Update Unicode tables to 9.0 #34599

cuviper · 2016-07-01T18:07:52Z

I just updated unicode.py's generated copyright year, then ran it.

rust-highfive · 2016-07-01T18:08:00Z

r? @eddyb

(rust_highfive has picked a reviewer for you, use r? to override)

eddyb · 2016-07-01T18:38:36Z

r? @alexcrichton

alexcrichton · 2016-07-01T19:03:55Z

cc @SimonSapin, @rust-lang/libs

Thoughts on the backwards compatibility implications of a change like this? This seems like something we'd want to do although if it has bad implications we may just want to think through it.

cuviper · 2016-07-01T19:15:59Z

For reference, here are the official Unicode 9.0.0 changes, and the Migration section in particular should help evaluate compatibility. I don't know enough about how these properties are used to answer myself.

brson · 2016-07-01T20:14:13Z

When we've discussed unicode and compatibility in the past, I recall we've leaned toward giving ourselves leeway to upgrade. @cuviper based on the unicode changelog do you know what impacts this has on specific rust functions? If this makes e.g. changes to Unicode identifiers (which it looks like it does) that impacts the Rust language definition.

cuviper · 2016-07-01T21:01:04Z

@brson Yes, there are changes to the XID tables. I believe these are mostly additions for the new scripts, but I'm not sure of that. The UAX #31 Migration talks about changing the formal definitions of ID/XID, which isn't clear to me either, but I think it's just changing emphasis.

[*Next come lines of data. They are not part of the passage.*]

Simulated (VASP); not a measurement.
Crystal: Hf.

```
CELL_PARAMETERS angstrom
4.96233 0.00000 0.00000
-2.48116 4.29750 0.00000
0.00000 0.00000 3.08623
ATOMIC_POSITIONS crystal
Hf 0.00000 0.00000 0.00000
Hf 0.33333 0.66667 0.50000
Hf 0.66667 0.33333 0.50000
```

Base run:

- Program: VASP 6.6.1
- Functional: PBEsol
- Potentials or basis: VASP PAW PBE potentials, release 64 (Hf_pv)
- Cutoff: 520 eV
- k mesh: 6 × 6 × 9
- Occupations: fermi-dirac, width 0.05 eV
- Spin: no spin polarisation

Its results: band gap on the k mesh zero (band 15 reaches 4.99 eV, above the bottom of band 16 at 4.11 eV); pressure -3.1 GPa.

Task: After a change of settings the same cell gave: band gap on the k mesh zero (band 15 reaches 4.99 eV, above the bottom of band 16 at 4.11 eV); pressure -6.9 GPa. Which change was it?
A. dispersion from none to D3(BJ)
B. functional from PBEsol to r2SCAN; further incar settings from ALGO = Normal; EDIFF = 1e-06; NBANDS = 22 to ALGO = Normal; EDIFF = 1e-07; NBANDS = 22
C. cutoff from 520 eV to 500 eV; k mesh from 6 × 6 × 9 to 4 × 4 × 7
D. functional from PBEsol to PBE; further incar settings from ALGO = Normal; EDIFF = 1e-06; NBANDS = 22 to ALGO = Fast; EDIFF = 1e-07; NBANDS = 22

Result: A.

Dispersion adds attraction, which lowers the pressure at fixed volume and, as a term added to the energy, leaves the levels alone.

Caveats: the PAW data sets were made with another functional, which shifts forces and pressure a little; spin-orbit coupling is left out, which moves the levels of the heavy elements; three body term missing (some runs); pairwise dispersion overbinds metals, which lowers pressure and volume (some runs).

nagisa · 2016-07-01T22:12:58Z

To the best of my knowledge we have no public unicode functionality in libraries shipped with rustc or compiler itself which would be impacted by move to 9.0.

We do not NFKC normalisation for our identifiers and AFAIR our XID Tables were already explicit.
Adding new scripts is not breaking unless somebody relied on previously unassigned symbols becoming a replacement character in certain cases; that would not happen anymore with newly assigned codepoints;

The only thing we might want to do is check our “easily confused symbols” table thing and see if it needs adjustment for the new codepoints (doubtful about it).

nagisa · 2016-07-01T22:15:44Z

To the PR author, you might need to adjust script more for new properties and similar changes.

To the future reviewers: make sure the tables related to new properties are indeed correct and exhaustive.

cuviper · 2016-07-02T00:30:03Z

@nagisa There is one new property, Prepended_Concatenation_Mark, but it looks like unicode.py is already not exhaustive, only loading a few "interesting" properties:

props = load_properties("PropList.txt",
        ["White_Space", "Join_Control", "Noncharacter_Code_Point", "Pattern_White_Space"])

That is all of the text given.